Farewell to the potted kittens of Egypt and a return to the fussy elderly cats of Cheshire

Farewell to the potted kittens of Egypt and a return to the fussy elderly cats of Cheshire

There’s been quite a lot of time since I came back from Egypt. I’m not completely sure how much time now that I’ve slithered back into my rudderless UK life where every day is the same (apparently there was a bank holiday?). I think some of my time went missing in the week I went to the Cambridge Beer festival, which has added to the confusion. I also seem to have lost quite a lot of money and some of my short term memory at about the same time. The beer festival was part of my annual Summer Progress in which I sofa-hop from friend to friend, dragging them to various pubs to bore them rigid about archaeology and my ill-considered views on Middle Eastern politics. In turn, they tell me about their homes, jobs and children. This year’s progress took in London, Windsor, Ely, Cambridge, Bounds Green and Have I Got News For You? which was disappointingly hosted by Frank Skinner.

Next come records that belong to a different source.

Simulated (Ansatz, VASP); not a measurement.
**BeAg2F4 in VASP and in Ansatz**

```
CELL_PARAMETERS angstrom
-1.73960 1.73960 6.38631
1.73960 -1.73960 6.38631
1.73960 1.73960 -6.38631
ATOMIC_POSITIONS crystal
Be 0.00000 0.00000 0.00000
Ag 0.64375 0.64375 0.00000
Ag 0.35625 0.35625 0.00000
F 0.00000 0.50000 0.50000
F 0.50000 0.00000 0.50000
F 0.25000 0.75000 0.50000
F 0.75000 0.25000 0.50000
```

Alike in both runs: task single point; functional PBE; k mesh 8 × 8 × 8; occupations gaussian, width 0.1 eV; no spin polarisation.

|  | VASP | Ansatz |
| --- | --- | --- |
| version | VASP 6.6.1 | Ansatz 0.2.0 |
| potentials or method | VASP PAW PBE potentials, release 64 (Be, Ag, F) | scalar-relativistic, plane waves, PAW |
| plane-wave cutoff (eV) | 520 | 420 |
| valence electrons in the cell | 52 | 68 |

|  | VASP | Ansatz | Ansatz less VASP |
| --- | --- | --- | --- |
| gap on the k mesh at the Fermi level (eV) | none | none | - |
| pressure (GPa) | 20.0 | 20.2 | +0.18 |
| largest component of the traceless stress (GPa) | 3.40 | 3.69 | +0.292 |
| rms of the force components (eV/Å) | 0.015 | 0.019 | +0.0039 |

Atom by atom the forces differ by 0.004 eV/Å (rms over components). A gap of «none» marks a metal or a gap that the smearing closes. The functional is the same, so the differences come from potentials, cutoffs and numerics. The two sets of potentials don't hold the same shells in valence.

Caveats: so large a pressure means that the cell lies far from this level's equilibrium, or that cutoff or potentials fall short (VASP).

Palmyra in 2008. I mostly seem to have used a horse back then, presumably because I was too drunk or lazy to walk

Palmyra in 2008. I mostly seem to have used a horse back then, presumably because I was too lazy to walk

But woman cannot live on scones and pork scratchings alone and I’m now solidly back at my parents’ house, camped in the living room telling my dad he can’t watch Homes Under the Hammer. Luckily he doesn’t get most of my jokes about Dignitas. Of course, this also means I’ve been keeping up to date with the summer progress of Daash (Islamic State) across Syria and Iraq. I was particularly angry about Palmyra in Syria which holds some happy memories for me, having spent a short time there serving soup to German tourists as an indentured waitress in a small restaurant during a bizarre incident in 2008. It is (was?) a more than averagely magical place. I remember the restaurant owner’s father telling me stories about when the Germans and Vichy French occupied Palmyra during the Second World War; they were apparently very rude customers but stopped short of executing unarmed prisoners in the ancient amphitheatre. It really does take Daash to make the Nazis look like an alright bunch of blokes.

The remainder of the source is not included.